Album Review
Lana Del Rey - Blue Banisters
4 StarsA collection of sun-kissed moments and hazy memories, free from judgement and firmly rooted in place.
Lana Del Rey has long embodied a heavily-stylised Los Angeles. Her breakout ‘Born To Die’ captures both the golden shine and the bittersweet ennui of Californian life, oozing with an effortless cool that has followed her through six subsequent full-length albums. Now, even at their most grandiose, the orchestral strings here find themselves wrapped up in Lana’s distinctive and deliberate melancholia. “My body is a map of LA,” she notes in the opening moments of ‘Arcadia’, a track filled with nods to the west coast.
This turbulent relationship with her adopted home underpins ‘Blue Banisters’, her second album of 2021 and one that has faced a tantalisingly unexplained delayed release. Originally slated for July under the name ‘Rock Candy Sweet’, the album arrives as a collection of personal insights, each calmly crafting their own scene in a montage of Lana’s life. She fully embraces personal streams of consciousness, not least as she relives the seasons with her loved ones and dogs (which also feature on the cover art) on the album’s title track.

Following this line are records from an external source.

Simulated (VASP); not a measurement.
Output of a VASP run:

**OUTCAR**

It adds another welcome depth to Lana’s sound, one that has largely remained unchanged across the past decade; it remains one of the most iconic and instantly recognisable. That said, ‘Blue Banisters’ does feature occasional dalliances into the new. The late composer Ennio Morricone adds drama with his short interlude, and standout ‘Dealer’ invites collaboration with Miles Kane (with his Last Shadow Puppets hat on). Much like how 2017’s ‘Lust For Life’ saw Lana merge her style with R&B and hip hop, this is her most assertive foray into indie territory, and one that cements both her versatility and her ability to retain her unfaltering hazy atmosphere.
It’s in this effortless mix of escapism and honesty that Lana reigns triumphant. The subtle finger-picking of ‘Nectar Of The Gods’ provides the foundation for a song about hedonistic excess. It exemplifies her realities of LA life; filled with choice, simultaneously freeing and claustrophobic. Tales of family and love sit against overindulgence and loss. It’s a record about people and place, and the constant personal tug of war between what you crave, what you love, and what you need. Much like across her catalogue, Lana offers no resolution. Instead, ‘Blue Banisters’ presents a collection of sun-kissed moments and hazy memories, free from judgement and firmly rooted in place.